/bfg-workshop

A sandbox to learn about BFG tool and practice how to rewrite the commit history.

Primary LanguageHack

BFG Workshop

With this workshop, you can get your hands-on experience using the BFG Repo-Cleaner tool.

The purpose of this repository is to simulate a real-life project in which sensitive information has been exposed to a public Github repository. In order to clean it up (besides removing the sensitive data with a new commit) the git history also needs to be rewritten, so that the exposed data is also removed from previous commits.

By following the steps below, you will learn how to deal with this situation and have some experience for future events.

Before you start

  1. Install BFG

    • With Homebrew: brew install bfg
    • For M1 chip: arch -arm64 brew install bfg
    • or, manually install it by downloading the .jar from their website. See Additional Information below for more information.
  2. Fork this repository to your personal Github account so you can have your own sandbox to poke around.

  3. Clone your own repo, not this one.

The current state of the project

There's an .env file that has been commited, exposing sensitive credentials to a production database. This file needs to be completely removed from the git history.

Additionally, there's another file settings.json that contains an API key. This file should not be deleted, but that API key needs to be removed, and obfuscated on the git history.

_

Step 1: Check out the list of commits.

Give yourself an idea of what has been commited by visiting the URL /bfg-workshop/commits/trunk on your Github sandbox repo.

You will notice a few commits that start with the text "Whoops!". Those files are the ones we are going to work with.

Commits: 9a6e41b, 44809a7

_

Step 2: Delete file.

In this step we'll focus on removing the .env file we mistakenly committed to the branch along with it's commit history.

First remove the file from your local repo and commit and push the changes to the remote repo.

  • Do this with git rm .env, then commit and push as normal. After the push, you'll notice the .env file is no longer in the repo on Github, however it and it's contents are still visible in some of the previous commits. Let's remove that history.

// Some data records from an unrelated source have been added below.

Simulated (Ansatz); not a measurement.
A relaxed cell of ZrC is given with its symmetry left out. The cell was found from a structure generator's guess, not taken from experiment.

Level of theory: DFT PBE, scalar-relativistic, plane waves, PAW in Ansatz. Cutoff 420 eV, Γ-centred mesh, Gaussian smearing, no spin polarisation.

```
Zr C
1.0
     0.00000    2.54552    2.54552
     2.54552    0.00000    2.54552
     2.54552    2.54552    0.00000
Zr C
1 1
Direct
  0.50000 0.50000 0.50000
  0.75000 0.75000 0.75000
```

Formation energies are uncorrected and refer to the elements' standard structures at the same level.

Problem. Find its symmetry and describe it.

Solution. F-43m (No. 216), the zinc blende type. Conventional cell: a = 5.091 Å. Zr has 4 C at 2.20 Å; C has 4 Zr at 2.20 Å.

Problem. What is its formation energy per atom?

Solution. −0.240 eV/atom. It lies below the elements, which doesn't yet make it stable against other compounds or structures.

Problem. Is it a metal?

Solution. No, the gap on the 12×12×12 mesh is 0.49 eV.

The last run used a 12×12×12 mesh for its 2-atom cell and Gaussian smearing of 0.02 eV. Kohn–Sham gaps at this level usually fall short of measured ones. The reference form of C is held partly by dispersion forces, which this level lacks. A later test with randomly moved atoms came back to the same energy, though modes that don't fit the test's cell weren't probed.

Remove the commit history:

  • Use the following command: bfg --delete-files .env. The command will run, providing details of the clean-up operation, followed by the statement BFG run is complete! When ready, run: git reflog....
  • Copy the command from the terminal and run it. (For reference, the command should be git reflog expire --expire=now --all && git gc --prune=now --aggressive).
  • Now force a push to the remote repository using git push --force.

The file should now be removed from all commit history both locally, and in the remote repository. See Step 4 below for additional important information.

Step 3: Obfuscate text.

Now lets focus on how to remove a string from the settings.json file without actually removing the whole file from the history.

  • First remove the offending text in the settings.json file by removing the value from the string, leaving an empty string is fine. Commit and push the change to the remote repository.
  • Create a file called replacements.txt in the git root directory and populate it with the text that you want to obfuscate, one string per line. In our case, replacements.txt will only contain one single line:
07dba36e-0506-4230-ba5b-4e2fa87c546d==>0000

This replaces the API string with 0000

  • From the Terminal and in the git root directory, run bfg --replace-text replacements.txt -fi '*.json'. If you're in a different folder use the format bfg --replace-text ~/path/to/replacements.txt -fi '*.json' (replace ~/path/to/ with the actual path).
  • On screen, check the files that are going to be changed. Make sure that only the files that you want will be modified.
  • Do a git reflow ... by following the command provided in your Terminal, the same as in Step 2 above.
  • Execute git push -f (same as git push --force).

The API key value should now be removed from all commit history both locally and in the remote repository.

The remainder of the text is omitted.